The Odessa Meteor Crater, second largest in the United States and sixth in the world, was formed some 20,000 years ago when an iron meteorite believed to weigh 1,000 tons crashed into the earth near this site. Impact was so great that 4.3 million cubic feet of rock was expelled or shifted, forming a cone-shaped crater 500 feet wide and nearly 100 feet deep.
Action of wind and water during subsequent centuries filled the cavity with silt so that today its concave surface is only five to six feet below the level of the surrounding plain. It retains its original broad diameter, surrounded by a low, rock-buttressed rim created when limestone formations were shattered and forced to the surface by the burrowing mass.
Fragments of the meteorite collected around the crater indicate that it was 90 per cent iron, with small amounts of cobalt, copper, carbon, phosphorus, sulfur and chromium. Although the mass has never been found, it is believed to lie embedded 170 feet below the surface.

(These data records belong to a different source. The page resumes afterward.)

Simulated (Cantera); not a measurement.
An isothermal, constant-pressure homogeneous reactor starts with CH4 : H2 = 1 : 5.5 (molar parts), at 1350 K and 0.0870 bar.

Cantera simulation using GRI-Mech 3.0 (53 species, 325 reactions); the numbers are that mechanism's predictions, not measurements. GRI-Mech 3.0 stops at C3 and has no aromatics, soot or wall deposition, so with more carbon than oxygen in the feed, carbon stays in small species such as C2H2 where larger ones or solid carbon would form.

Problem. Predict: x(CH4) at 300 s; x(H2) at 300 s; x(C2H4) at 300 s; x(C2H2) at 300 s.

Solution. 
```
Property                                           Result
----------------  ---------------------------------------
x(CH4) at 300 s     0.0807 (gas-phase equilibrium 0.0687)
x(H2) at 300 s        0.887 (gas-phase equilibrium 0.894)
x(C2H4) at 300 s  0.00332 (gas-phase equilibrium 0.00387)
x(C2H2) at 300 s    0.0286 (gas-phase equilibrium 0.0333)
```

In addition to the principal crater, scientific investigation has revealed the presence of smaller adjoining depressions, formed by less massive bodies that fell in the same meteor shower which sent the large mass to earth. Although not now discernible, they were from 15 to 50 feet wide and from seven to 17 feet deep. Neither penetrated deeply enough to encounter solid rock but was formed primarily in clay-like deposits.
Meteors are believed to have been formed by the breaking-up of a planet similar in size and composition to the earth. The body is thought to have been part of the solar system... perhaps the mythical planet between Mars and Jupiter whose disruption must have created the asteroids.